Taking the square root, and integrating, we obtain

$\displaystyle \int_{r_p}^r\frac{r\,dr}{[2\,r + (e-1)\,r^{\,2}/r_p - (e+1)\,r_p]^{1/2}} =
\sqrt{G\,M}\,\,(t-\tau).$ (4.54)

Consider an elliptical orbit characterized by $0<e < 1$. Let us write

$\displaystyle r = \frac{r_p}{1-e}\,(1-e\,\cos E),$ (4.55)

where $E$ is termed the eccentric anomaly. In fact, $E$ is an angle that varies between $-\pi$ and $+\pi$. Moreover, the perihelion point corresponds to $E=0$, and the aphelion point to $E=\pi$. Now,

$\displaystyle dr = \frac{r_p}{1-e}\,e\,\sin E\,dE,$ (4.56)

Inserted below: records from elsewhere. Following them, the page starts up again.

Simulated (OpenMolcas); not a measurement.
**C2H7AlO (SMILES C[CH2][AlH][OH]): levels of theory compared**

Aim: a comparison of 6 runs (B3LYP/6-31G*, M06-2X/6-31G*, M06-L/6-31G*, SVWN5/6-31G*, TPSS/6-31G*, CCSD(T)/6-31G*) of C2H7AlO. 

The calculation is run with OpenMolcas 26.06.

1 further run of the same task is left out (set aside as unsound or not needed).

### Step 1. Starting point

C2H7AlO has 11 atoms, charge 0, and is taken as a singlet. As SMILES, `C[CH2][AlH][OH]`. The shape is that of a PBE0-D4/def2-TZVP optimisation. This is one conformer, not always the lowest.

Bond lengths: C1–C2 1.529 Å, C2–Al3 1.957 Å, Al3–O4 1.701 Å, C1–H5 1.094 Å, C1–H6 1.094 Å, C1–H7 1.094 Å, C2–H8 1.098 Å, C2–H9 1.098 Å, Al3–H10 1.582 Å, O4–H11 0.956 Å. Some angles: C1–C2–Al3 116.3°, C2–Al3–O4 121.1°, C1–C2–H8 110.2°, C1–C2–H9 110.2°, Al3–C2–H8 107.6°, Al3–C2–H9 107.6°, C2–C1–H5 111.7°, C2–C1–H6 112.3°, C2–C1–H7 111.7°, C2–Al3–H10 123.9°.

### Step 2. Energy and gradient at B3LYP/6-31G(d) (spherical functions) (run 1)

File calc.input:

$\displaystyle 2\,r + (e-1)\,\frac{r^{\,2}}{r_p}- (e+1)\,r_p = \frac{r_p}{1-e}\,e^{\,2}\,(1-\cos^2 E)= \frac{r_p}{1-e}\,e^{\,2}\,\sin^2E.$ (4.57)

Thus, Equation (4.54) reduces to

$\displaystyle \int_0^E (1-e\,\cos E)\,dE = \left(\frac{G\,M}{a^{\,3}}\right)^{1/2} (t-\tau),$ (4.58)

where $a = r_p/(1-e)$. This equation can immediately be integrated to give

$\displaystyle E - e\,\sin E = {\cal M}.$ (4.59)


$\displaystyle {\cal M} = n\,(t-\tau)$ (4.60)

is termed the mean anomaly, $n=2\pi/T$ is the mean orbital angular velocity, and $T= 2\pi\,(a^{\,3}/GM)^{1/2}$ the orbital period. The mean anomaly is an angle that increases uniformly in time at the rate of $2\pi$ radians every orbital period. Moreover, the perihelion point corresponds to ${\cal M}=0$, and the aphelion point to ${\cal M} = \pi$. Incidentally, the angle $\theta $, which determines the true angular location of the planet relative to its perihelion point, is called the true anomaly. Equation (4.59), which is known as Kepler's equation, is a transcendental equation that does not possess a convenient analytic solution. Fortunately, it is fairly straightforward to solve numerically. For instance, when we use an iterative approach, if $E_n$ is the $n$th guess then

$\displaystyle E_{n+1} = {\cal M}+ e\,\sin E_n;$ (4.61)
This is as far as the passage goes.